What are convolutions?

The main difference between the neural network we built in the previous chapter and a CNN is the convolutional layer. Recall that the neural network was able to learn features related to digits. In order to be more accurate, the neural network layers need to learn more specific features. One way to do this is to add more layers; more layers would lead to more features being learned, giving rise to deep learning.

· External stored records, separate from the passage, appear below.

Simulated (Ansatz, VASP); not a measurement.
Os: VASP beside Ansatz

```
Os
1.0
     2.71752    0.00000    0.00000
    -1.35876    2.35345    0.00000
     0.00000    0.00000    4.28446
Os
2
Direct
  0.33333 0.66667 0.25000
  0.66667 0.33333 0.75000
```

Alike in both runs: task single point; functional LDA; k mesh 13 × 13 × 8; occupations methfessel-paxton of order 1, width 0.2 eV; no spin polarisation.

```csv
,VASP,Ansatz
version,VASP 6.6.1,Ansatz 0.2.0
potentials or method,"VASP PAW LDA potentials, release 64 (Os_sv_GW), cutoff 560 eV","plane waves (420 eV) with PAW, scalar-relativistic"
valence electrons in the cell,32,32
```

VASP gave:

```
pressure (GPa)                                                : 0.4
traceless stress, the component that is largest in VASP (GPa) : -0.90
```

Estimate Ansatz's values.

On a spring evening of 1877, people dressed in what modern-day people would consider as black-tie gathered at the Royal Institute, in London. The speaker for the evening was Francis Galton, the same Galton we met in Chapter 1, How to Solve All Machine Learning Problems. In his talk, Galton brought out a curious device, which he called a quincunx. It was a vertical wooden board with wooden pegs sticking out of it, arranged in a uniform, but interleaved manner. The front of it was covered with glass and there was an opening at the top. Tiny balls are then dropped from the top and as they hit the pegs, bounce left or right, and fall to the corresponding chutes. This continues until the balls collect at the bottom:

A curious shape begins to form. It's the shape modern statisticians have come to recognize as the binomial distribution. Most statistical textbooks end the story about here. The quincunx, now known as the Galton Board, illustrates, very clearly and firmly, the idea of the central limit theorem.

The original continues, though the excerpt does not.